The Barren Fig Tree
Many detractors of our Lord have pointed with glee to what on the surface seems like a fit of petty anger on Christs part, spawned by His selfish appetite. In reality, it was probably unrealistic to expect figs at that time of year, a fact which He must have known quite well. Perhaps the key to the whole passage is in the fact that “His disciples heard it.”

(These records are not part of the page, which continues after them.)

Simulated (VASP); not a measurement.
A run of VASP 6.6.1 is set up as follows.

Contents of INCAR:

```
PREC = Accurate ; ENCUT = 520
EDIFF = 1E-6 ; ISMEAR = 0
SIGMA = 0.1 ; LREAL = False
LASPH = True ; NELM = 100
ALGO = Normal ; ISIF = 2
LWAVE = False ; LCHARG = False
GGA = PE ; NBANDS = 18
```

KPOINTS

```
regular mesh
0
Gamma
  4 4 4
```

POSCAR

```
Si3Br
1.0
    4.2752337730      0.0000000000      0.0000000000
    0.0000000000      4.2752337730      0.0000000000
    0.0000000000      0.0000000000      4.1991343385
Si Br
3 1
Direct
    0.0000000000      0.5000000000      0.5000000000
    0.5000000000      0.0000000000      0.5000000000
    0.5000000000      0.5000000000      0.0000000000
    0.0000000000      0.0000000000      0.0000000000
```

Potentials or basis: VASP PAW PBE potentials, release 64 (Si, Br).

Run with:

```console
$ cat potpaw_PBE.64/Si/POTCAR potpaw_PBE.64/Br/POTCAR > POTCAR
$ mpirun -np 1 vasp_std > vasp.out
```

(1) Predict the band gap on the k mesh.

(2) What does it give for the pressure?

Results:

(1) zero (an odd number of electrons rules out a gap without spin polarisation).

When we look at the surrounding passages, we see that Christ was using the barren fig tree to teach His disciples something they desperately needed to know. This might be called a living parable. Our Lord had just come from His triumphal entry into the city, having been proclaimed as King by the multitude (vs. 7-11), knowing their shallow adoration would soon turn into cries for His death. Leaving the fig tree, he drove the money changers from the temple grounds, having recognized that they were not only exploiting all the Jews who entered, but had taken over the court of the Gentiles, using it as a shortcut through town (v.16) and a place of business (v.15), thus denying the possibility of true worship to all, both Jews and Gentiles. The fig tree was an object lesson on barrenness, typifying the Jewish nations condition in spite of their privileged heritage. This type of hypocritical fruitlessness receives condemnation (vs. 20-21), exhibits a lack of faith (vs. 24-26), and hinders our prayers (vs. 24-26).